Oil futures rose 1 percent on Wednesday, boosted by a surprise drawdown in U.S. crude stockpiles, but an escalating U.S.-Chinese trade fight limited oil’s gains as investors worried about the global outlook for energy demand.
Brent crude futures rose 66 cents to $70.54 a barrel, a 0.9 percent gain, by 11:10 a.m. EDT (1510 GMT). U.S. West Texas Intermediate (WTI) crude futures rose 86 cents to $62.26 a barrel, a 1.4 percent gain.
U.S. crude inventories fell by 4 million barrels in the week to May 3, the Energy Information Administration said. Analysts had expected an increase of 1.2 million barrels.
Gasoline stocks fell by 596,000 barrels, while distillate inventories fell by 159,000 barrels, the data showed.
“The report was bullish … due to a sharp decline in imports,” said John Kilduff, a partner at Again Capital LLC in New York. “The fall in crude oil inventories also came despite lowered refinery operating rates.”
Prices have gained about 30 percent so far this year as the global supply outlook has tightened due to U.S. sanctions on crude exporters Iran and Venezuela, as well as supply cuts by OPEC, Russia and their allies.

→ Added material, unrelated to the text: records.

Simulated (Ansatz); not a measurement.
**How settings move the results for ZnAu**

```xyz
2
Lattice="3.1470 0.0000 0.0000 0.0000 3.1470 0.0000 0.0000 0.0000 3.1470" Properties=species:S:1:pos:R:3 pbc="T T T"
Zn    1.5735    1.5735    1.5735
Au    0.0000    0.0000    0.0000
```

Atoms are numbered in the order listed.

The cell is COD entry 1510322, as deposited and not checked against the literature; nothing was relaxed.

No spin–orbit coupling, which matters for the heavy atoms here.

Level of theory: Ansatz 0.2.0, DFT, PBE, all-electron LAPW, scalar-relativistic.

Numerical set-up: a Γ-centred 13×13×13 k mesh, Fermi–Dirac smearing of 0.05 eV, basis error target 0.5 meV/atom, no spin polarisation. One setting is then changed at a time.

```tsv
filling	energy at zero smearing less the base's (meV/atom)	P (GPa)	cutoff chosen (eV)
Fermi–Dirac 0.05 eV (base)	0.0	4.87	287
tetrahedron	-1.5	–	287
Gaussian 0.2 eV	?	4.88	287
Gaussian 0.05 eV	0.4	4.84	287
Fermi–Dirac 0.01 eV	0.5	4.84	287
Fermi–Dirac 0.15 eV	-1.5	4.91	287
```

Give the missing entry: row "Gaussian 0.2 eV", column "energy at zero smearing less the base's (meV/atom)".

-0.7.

Still, prices were pressured by the trade war between the world’s two largest economies. The United States will raise tariffs to 25% from 10% on $200 billion worth of Chinese imports effective Friday, according to a notice posted to the Federal Register. President Donald Trump had threatened the duties after China backtracked on a trade deal.
Chinese Vice Premier Liu He will travel to Washington for two days of trade talks this week, China said on Tuesday.
“The market is fearful that the other shoe is going to drop on the global economy if we get into a trade war; it will hurt oil demand,” said Phil Flynn, an analyst at Price Futures Group in Chicago. “So people have been bearish because of that.”
China’s crude imports in April hit a record for the month, at 10.64 million barrels per day (bpd), customs data showed on Wednesday. The country is the world’s biggest oil importer.
Saudi Arabia is expected to keep its crude exports below 7 million barrels per day in June, while output would stay under its production quota under a global deal to cut supply, a Gulf source familiar with Saudi oil plans said.
Azerbaijan’s oil minister said it had received assurances from Saudi Arabia, de facto leader of the Organization of the Petroleum Exporting Countries, that Riyadh would not take any unilateral decisions on the global oil deal until OPEC’s June meeting.